Compute shard = consistent_hash(term) % N. Terms are uniformly distributed across N shards — no hotspot by design. Cost: a prefix query like "sy" must fan out to all shards (because terms starting with "sy" live wherever the hash sends them), then the aggregator merges results.
This is exactly why component ⑤ (aggregator) exists. The cost of fan-out is low because (a) shards run the query in parallel, so total latency = single-shard latency + aggregator merge cost (~5ms), and (b) each shard returns at most K results (10), so the aggregator's input is N × K (e.g., 80) candidates merged into K — trivial.
The trie is already fast (under 1ms per query inside a server), but a Redis cache in front of the trie shaves another 10× off latency on hot prefixes and sheds CPU off the trie fleet.

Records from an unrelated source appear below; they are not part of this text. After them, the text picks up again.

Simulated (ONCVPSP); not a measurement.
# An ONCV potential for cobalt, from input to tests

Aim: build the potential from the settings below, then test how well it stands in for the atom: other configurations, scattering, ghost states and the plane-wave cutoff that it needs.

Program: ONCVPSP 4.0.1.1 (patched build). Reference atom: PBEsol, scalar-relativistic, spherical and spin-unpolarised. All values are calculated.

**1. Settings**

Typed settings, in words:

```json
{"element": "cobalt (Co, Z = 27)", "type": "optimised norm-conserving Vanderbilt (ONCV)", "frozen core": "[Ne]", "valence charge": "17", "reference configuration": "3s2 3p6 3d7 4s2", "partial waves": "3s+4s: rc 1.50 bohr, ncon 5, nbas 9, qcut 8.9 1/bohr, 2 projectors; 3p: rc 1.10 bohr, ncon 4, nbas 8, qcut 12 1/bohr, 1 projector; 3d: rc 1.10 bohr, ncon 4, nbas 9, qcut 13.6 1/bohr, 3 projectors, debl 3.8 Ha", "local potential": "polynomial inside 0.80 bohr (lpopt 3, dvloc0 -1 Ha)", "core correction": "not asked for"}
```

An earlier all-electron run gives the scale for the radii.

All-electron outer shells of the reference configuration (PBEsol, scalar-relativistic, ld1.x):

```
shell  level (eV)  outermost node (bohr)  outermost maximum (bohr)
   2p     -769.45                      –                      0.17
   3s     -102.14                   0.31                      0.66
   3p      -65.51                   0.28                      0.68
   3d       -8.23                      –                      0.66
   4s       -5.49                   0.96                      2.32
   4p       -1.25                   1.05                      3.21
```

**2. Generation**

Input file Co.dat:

Per-prefix top-K: "how to" → ["how to tie a tie", "how to screenshot", ...]. The hot head of the prefix distribution dwarfs the long tail — caching the top 10K prefixes captures most queries with very little memory.
LRU. Trending prefixes naturally heat up and stay; yesterday's news cools and rolls out. Optionally use TTL too (60-120s) so cached top-K doesn't lag the trie's hourly refresh by more than a minute.
Use a model to predict which prefixes will be hot in the next hour — based on news trends, time-of-day patterns, recent rising queries. Pre-populate the cache before traffic arrives. Catches cold-start spikes (a breaking news story) that otherwise pummel the trie.
For ultra-popular prefixes ("how", "what", "the") the response is identical for every user (modulo personalization). A CDN at the edge can cache these short-prefix responses with a 30-second TTL. A user in Tokyo gets the dropdown from a Tokyo edge node in 15ms instead of a 200ms round-trip to the US data center.
Each trie shard is replicated multiple ways for both load and fault tolerance.
Each shard runs on 3+ replicas across availability zones. Reads are load-balanced across replicas (any replica can answer any query for its shard — they all have identical in-memory copies). Writes (snapshot loads) happen independently on each replica from the same S3 snapshot, so replicas converge naturally without a primary.
The aggregator routes each shard query via consistent hashing — same term always goes to the same primary replica first, falling back to secondaries if the primary is unhealthy. Consistent hashing also helps cache locality on the trie server side (if you add a per-replica memoization layer).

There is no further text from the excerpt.